News
10 June 2017

Saturday morning was a chilly one, and things started off quietly, but with a lovely sunrise to greet us, we were happy to be out.  We had a bit of excitement when a large elephant bull in musth came to chase away the relaxed bull we had been watching until that moment; the then turned his attention to us, so we left him in peace and joined the nearby elephant herd instead where we spent a bit of time.  Following on from that, things got a bit quiet, but we eventually ticked off some nice birds, impala, kudu, waterbuck, giraffe and zebras before closing for a coffee on the banks of Mbali Dam; heading home we failed to find any hippos in the dam, and even the ones at Argyle Dam were also hiding when we passed!  It was a quiet morning for us, but elsewhere in the reserve, things were not so bad – the biggest surprise was that we spent a good part of the morning looking at fresh tracks for the Western Pride that had already made a return – I opted to follow up on them rather than go to the lions that had been found in the south…as the sighting of the two young males went on, it soon became apparent that the lions were one and the same, and soon all nine members of the Western Pride were found right in the very south of our concession, and it was a bit of a surprise that they ended up so far away – further that I have ever seen them go.

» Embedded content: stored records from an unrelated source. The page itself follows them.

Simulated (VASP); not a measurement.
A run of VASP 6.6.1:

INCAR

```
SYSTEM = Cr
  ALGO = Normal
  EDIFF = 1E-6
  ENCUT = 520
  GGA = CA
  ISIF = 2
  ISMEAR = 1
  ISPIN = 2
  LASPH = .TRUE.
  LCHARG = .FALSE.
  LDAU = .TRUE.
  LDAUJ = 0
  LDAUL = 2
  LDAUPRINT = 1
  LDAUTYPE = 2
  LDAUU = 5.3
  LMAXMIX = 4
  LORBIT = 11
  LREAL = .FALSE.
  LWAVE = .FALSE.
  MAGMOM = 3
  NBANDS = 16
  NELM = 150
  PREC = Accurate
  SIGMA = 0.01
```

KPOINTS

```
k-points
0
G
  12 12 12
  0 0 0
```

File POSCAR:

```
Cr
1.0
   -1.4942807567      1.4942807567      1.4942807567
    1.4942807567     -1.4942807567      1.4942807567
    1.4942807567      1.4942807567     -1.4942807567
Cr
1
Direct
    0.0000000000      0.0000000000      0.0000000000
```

This became a plan for the afternoon, and we headed straight south after having spent the afternoon enjoying elephants all around the lodge; we didn’t tick off too much as we moved towards Makulu Dam, but arriving in that area, we got kudu, impala, giraffe, a large breeding herd of buffalo that we waited for to feed past us, and they were joined by an elephant bull in musth.  At the dam, there were a load of elephant bulls playing in the water, and a large herd of elephants feeding on the banks.  From there we moved towards the lions and arrived as the sun was setting and they started to stir – so nice to see a pride of 9 adults!  Another reason for coming south was that Nthombi female leopard had been seen in the south in the morning, and she was still around in the evening, so we took the chance to go and see her; we had a nice sighting as she woke up and walked of before disappearing down into the Nhlaralumi riverbed.  Heading back home we saw bushbaby, civet and a lovely eagle owl to round off a successful day.  Ntima male leopard was also seen in the central regions, whilst closer to home Shongile female leopard was seen having a fight with another female leopard just 300m from the lodge!  I am sure it was her daughter, but it is good to see that Shongile is using this part of her territory again, and defending it so vigorously.